This is the third installment in our series pulling back the curtain on the thought process behind how we update our flagship Learning for Action course. The first two editions are here and here.
To what extent is adapting to the perils of our warming world now a practical and life-saving necessity? How might this distract from the vital work of stopping the planet from getting even hotter? These are some questions we’ve been mulling here at Terra.do amid our latest round of class updates.
In the 12-week arc of our Learning for Action course, the class on adaptation had long sat near the end. This prompted questions like: Does that risk it going overlooked or feeling like an afterthought—and should we cover it sooner? This speaks to a broader question running through much of the course: When it comes to climate action, what’s worth prioritizing?
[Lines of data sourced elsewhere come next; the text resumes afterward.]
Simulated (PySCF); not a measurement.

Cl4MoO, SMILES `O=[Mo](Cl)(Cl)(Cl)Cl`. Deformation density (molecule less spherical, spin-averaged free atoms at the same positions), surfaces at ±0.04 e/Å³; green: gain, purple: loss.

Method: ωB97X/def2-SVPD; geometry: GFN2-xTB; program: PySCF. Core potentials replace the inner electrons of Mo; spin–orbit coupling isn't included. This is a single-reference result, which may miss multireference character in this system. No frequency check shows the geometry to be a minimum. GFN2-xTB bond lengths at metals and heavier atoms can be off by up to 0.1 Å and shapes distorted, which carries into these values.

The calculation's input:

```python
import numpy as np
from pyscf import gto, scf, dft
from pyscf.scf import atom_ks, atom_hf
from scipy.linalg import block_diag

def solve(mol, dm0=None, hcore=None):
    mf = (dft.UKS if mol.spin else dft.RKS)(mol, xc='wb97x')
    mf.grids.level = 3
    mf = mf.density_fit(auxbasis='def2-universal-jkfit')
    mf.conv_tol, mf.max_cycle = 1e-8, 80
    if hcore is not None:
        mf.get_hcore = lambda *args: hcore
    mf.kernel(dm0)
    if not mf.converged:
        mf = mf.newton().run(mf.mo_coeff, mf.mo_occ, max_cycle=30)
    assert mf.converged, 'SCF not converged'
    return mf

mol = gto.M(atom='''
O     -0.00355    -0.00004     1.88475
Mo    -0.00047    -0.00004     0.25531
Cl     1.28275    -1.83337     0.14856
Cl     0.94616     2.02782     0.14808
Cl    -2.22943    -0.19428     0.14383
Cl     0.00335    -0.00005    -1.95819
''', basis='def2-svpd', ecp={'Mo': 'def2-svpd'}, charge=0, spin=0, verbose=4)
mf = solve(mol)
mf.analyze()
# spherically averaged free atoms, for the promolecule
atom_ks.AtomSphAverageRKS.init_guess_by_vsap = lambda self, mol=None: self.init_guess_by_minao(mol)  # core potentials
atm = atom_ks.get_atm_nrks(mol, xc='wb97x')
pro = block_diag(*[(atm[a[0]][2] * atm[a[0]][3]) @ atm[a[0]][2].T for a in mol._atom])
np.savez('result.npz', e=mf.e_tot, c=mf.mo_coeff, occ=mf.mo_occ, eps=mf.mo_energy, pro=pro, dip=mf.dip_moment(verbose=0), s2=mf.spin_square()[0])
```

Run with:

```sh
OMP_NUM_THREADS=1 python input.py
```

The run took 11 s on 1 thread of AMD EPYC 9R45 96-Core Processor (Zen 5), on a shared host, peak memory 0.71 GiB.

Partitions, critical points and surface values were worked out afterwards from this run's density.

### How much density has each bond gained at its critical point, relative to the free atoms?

The quick answer is we have to cut emissions of heat-trapping gases like CO2 and methane by curbing our reliance on fossil fuels and rapidly scaling up clean energy. But many of the specifics beyond that depend on your context and value judgments. That’s a key throughline worth unpacking for a moment.
What are you prioritizing?
When evaluating climate solutions, you might consider raw speed and economic efficiency to be paramount: What gets the best bang for the buck the fastest?
This is a reasonable starting point, but it risks overlooking certain areas where climate action is critical but the results are squishy, like communications. Atmospheric scientist, author, and all-star climate communicator Katharine Hayhoe says the most important thing you can do to fight climate change is talk about it. The impact of that is hard to quantify, but it’s not zilch.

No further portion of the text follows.